# Create Azure Search Index

## In order to create an index in Azure Search, we need to run 3 main steps
1. To create a connection to a Data Source which will store the document we want to index 
2. Create an index which will contain the schema we need
3. Create an indexer which will be responsible for running and maintaining the index

In [1]:
"""
Copyright (c) Microsoft Corporation.
Licensed under the MIT license.
"""
# import dependencies
import os
import json
from requests import post, put 
import pandas as pd

from azure.core.credentials import AzureKeyCredential
from azure.search.documents.indexes import SearchIndexClient 
from azure.search.documents import SearchClient
from azure.search.documents.indexes.models import (
    ComplexField,
    CorsOptions,
    SearchIndex,
    ScoringProfile,
    SearchFieldDataType,
    SimpleField,
    SearchableField
)

## Setting Env Variables untill the bash script is ready

In [22]:
os.environ["STG_ACS_RESOURCE_NAME"] = "search-stg-9ki9"
os.environ["STG_ACS_RESOURCE_KEY"] = "" 
os.environ["STG_COSMOS_RESOURCE_NAME"] = "cosmosdb-stg-9ki9"
os.environ["STG_COSMOS_KEY"] = "" 

In [3]:
#search service connection info
azure_search_service = os.environ.get('STG_ACS_RESOURCE_NAME')
admin_key = os.environ.get('STG_ACS_RESOURCE_KEY') 
cosmos_resource = os.environ.get('STG_COSMOS_RESOURCE_NAME')
cosmos_key = os.environ.get('STG_COSMOS_KEY') 

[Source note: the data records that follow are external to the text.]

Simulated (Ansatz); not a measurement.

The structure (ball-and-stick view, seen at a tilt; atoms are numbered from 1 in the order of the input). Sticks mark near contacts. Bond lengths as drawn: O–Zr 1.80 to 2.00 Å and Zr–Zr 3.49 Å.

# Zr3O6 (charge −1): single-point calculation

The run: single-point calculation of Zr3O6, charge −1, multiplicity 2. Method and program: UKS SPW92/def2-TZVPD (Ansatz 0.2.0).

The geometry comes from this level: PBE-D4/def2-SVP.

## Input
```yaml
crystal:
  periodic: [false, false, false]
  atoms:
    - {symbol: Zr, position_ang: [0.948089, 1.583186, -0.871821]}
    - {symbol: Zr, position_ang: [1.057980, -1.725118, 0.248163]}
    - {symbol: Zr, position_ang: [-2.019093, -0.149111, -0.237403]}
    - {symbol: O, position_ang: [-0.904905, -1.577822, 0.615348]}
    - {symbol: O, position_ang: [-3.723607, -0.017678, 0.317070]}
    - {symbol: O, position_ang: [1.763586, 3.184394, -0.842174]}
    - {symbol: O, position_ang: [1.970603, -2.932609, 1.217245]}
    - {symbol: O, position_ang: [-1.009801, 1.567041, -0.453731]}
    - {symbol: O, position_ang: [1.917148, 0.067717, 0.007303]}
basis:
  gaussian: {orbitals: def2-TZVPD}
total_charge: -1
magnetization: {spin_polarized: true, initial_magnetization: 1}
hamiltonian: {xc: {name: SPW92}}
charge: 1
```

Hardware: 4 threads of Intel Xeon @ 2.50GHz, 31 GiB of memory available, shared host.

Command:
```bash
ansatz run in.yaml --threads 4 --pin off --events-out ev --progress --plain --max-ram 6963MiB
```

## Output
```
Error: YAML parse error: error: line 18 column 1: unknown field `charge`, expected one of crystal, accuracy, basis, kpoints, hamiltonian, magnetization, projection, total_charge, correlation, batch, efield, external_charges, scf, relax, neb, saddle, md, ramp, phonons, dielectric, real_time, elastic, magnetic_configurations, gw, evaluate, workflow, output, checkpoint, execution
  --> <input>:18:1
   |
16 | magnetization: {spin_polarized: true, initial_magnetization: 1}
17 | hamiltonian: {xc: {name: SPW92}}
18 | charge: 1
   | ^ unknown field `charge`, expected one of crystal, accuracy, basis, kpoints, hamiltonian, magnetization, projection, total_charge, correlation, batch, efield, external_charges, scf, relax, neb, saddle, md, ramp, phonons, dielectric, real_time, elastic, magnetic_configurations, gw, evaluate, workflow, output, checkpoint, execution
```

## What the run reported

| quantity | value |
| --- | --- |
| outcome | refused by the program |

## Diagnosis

### 1. Generate The Data Source object. In our case it's a connection to CosmosDB

In [7]:
# configure variables
API_VERSION = "2021-04-30-Preview"
cosmos_container = 'insights'
cosmos_data_source_name = 'waldo-cosmosdb-datasource'
database = 'waldo'
data_source_index = {
  "@odata.context": f"https://{azure_search_service}.search.windows.net/$metadata#datasources/$entity",
  "@odata.etag": "\"0x8DA4566CD803FB3\"",
  "name": cosmos_data_source_name,
  "description": "Platinum data source containing searchable documents for videos",
  "type": "cosmosdb",
  "subtype": None,
  "credentials": {
    "connectionString": f"AccountEndpoint=https://{cosmos_resource}.documents.azure.com;AccountKey={cosmos_key};Database={database};"
  },
  "container": {
    "name": cosmos_container,
    "query": None
  },
  "dataChangeDetectionPolicy": {
    "@odata.type": "#Microsoft.Azure.Search.HighWaterMarkChangeDetectionPolicy",
    "highWaterMarkColumnName": "_ts"
    },
  "dataDeletionDetectionPolicy": None,
  "encryptionKey": None,
  "identity": None
}

In [8]:
def request_to_azure_search(json_file, feature, name="", api_version='2021-04-30-Preview'):
    """
        This Funcions Creates a Rest Call to Azure search indexer with multiple endpoints
        * index - to create a new Index based on configuration
        * indexers - create a new Indexer based on configuration
        * datasources - create a new DataSource based on configuration

    Args:
        json_file (_type_): configuation to pass with the call
        feature (_type_): type of endpoint to execute
        name (str, optional): Name of the operation to pass. Defaults to "".
        api_version (str, optional): API version to use in calls. Defaults to '2021-04-30-Preview'.
    """
    
    headers = {
    "api-key": admin_key,     
    "Content-Type": "application/json",

    }
    endpoint = f"https://{azure_search_service}.search.windows.net/".format(azure_search_service)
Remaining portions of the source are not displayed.